Three solid hours of Caligulan depravity might sound tough to swallow, but Scorsese's genius is in balancing the insanity with the less histrionic bits of Terence Winter's script in such a way that you don't necessarily feel like you've spent the whole running time with a wet finger in the mains. Nor, however, is there chance to be bored; it's never less than entertaining, and the only time you'll be checking your watch is to see if that really was 180 minutes that just passed.

Where The Wolf Of Wall Street just fails to meet its promise is in the substance, which is ironic because substances are in no short supply here. There's the sledgehammer implication that Belfort's company, Stratton Oakmont, is a metaphor for America (you can tell because at one point DiCaprio bellows "STRATTON OAKMONT IS AMERICA!!!"), but there's no hint of the global ripples caused by the likes of Belfort and their dive-bombs of self-gratification. And for a three-hour film there's a vaguely disappointing lack of narrative scale: once Belfort's first-act move up through the gears of his arc reaches maximum overdrive, everything that follows is just another episode of bogglingly selfish dickery.

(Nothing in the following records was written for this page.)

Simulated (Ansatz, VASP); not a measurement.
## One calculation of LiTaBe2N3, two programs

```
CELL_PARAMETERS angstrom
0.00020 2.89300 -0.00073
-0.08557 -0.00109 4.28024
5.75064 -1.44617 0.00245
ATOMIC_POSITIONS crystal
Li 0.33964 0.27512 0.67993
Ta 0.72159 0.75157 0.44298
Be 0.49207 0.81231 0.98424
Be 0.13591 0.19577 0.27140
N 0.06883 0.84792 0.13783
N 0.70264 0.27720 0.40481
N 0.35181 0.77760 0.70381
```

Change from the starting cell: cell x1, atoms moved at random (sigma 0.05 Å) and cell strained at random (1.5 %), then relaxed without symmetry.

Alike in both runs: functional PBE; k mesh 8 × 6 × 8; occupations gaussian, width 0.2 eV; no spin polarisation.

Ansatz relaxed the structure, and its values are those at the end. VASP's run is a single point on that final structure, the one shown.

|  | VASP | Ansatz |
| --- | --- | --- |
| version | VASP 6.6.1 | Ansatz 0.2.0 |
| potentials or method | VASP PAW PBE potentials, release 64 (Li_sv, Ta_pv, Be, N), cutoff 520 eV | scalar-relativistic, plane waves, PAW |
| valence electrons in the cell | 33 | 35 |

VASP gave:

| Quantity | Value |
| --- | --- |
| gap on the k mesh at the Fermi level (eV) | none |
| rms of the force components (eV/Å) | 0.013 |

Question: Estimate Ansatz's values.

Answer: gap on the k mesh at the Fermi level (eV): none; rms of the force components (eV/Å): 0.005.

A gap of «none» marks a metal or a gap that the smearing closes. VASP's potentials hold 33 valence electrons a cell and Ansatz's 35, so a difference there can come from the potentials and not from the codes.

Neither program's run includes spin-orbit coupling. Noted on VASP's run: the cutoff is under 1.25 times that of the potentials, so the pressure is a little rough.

But these are minor quibbles; if you want an examination of the downfall of the financial sector, watch Inside Job, which doesn't have a single chimp in a nappy. The Wolf Of Wall Street is a proper blast of in-your-face and up-your-nose filmmaking from a team of genuine legends, and on top of everything you'd expect from Martin Scorsese it's also frequently hilarious: the Lemmons sequence alone is a masterclass of physical comedy from DiCaprio and Jonah Hill, who has reached a milestone in his career in that this is the first film in which I've found him bearable. So well done Jonah, well done Leo and well done Marty. Let's celebrate! I've got a straw round here somewhere.